Tom Hennen (born 1942, Morris, Minnesota) is an American poet. He grew up on a farm in rural Minnesota and in the early 1960s hitchhiked to California and back several times. During this transient period he met Jack Kerouac outside Seattle Washington and worked at a mob-owned restaurant in San Jose as a dishwasher. In 1965 he began work back in Minnesota as a letterpress and offset printer. Switching careers, he then worked for the Minnesota Department of Natural Resources wildlife section in the 1970s and later as a wildlife technician at the Sand Lake National Wildlife Refuge in South Dakota. He is now retired.
In 1972 he helped found the Minnesota Writers’ Publishing House (MWPH), a publishing cooperative, backed by Robert and Carol Bly, established to highlight Midwestern literature. For many years, Hennen operated the MWPH press in his garage. During the Vietnam Conflict he published anti-war literature which got him blacklisted in his small, conservative home town.
Hennen’s poetry appears in Garrison Keillor’s anthology Good Poems, and he has been further honored by the presentation of Bachelor Farmer Lifetime Achievement Award in the Arts.
Hennen belongs to a cohort of Minnesota poets strongly influenced by Robert Bly, Louis Jenkins and Bill Holm (poet). He is a poet of the landscape—in the words of Bly, his poems have an “ability to bring immense amounts of space, often uninhabited space, into his mind and so into the whole poem.” This yearning to describe the feeling of space has led to his extensive use of the prose poem, where he has found room to “move freely within the rectangular tract of the paragraph.”

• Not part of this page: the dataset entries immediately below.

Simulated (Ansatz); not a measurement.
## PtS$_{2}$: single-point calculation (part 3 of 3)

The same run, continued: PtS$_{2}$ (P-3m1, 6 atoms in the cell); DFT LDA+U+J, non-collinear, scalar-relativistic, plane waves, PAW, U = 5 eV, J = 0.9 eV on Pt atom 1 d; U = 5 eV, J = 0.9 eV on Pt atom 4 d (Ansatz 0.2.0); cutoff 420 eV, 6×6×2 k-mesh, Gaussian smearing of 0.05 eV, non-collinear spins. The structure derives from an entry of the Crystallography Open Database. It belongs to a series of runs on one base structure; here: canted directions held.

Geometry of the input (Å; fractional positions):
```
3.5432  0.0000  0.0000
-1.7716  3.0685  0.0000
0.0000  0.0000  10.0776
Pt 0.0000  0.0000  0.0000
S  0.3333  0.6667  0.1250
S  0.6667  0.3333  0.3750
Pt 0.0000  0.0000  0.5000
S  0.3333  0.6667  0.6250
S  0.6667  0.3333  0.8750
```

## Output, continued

Hennen’s most recent book, Darkness Sticks to Everything: Collected and New Poems was published in 2013 by Copper Canyon Press. Novelist and poet Jim Harrison introduces the volume, calling Hennen “a genius of the common touch.” Dana Jennings writes in the New York Times, "It's hard to believe that this American master - and I don't use those words lightly - has been hidden right under our noses for decades."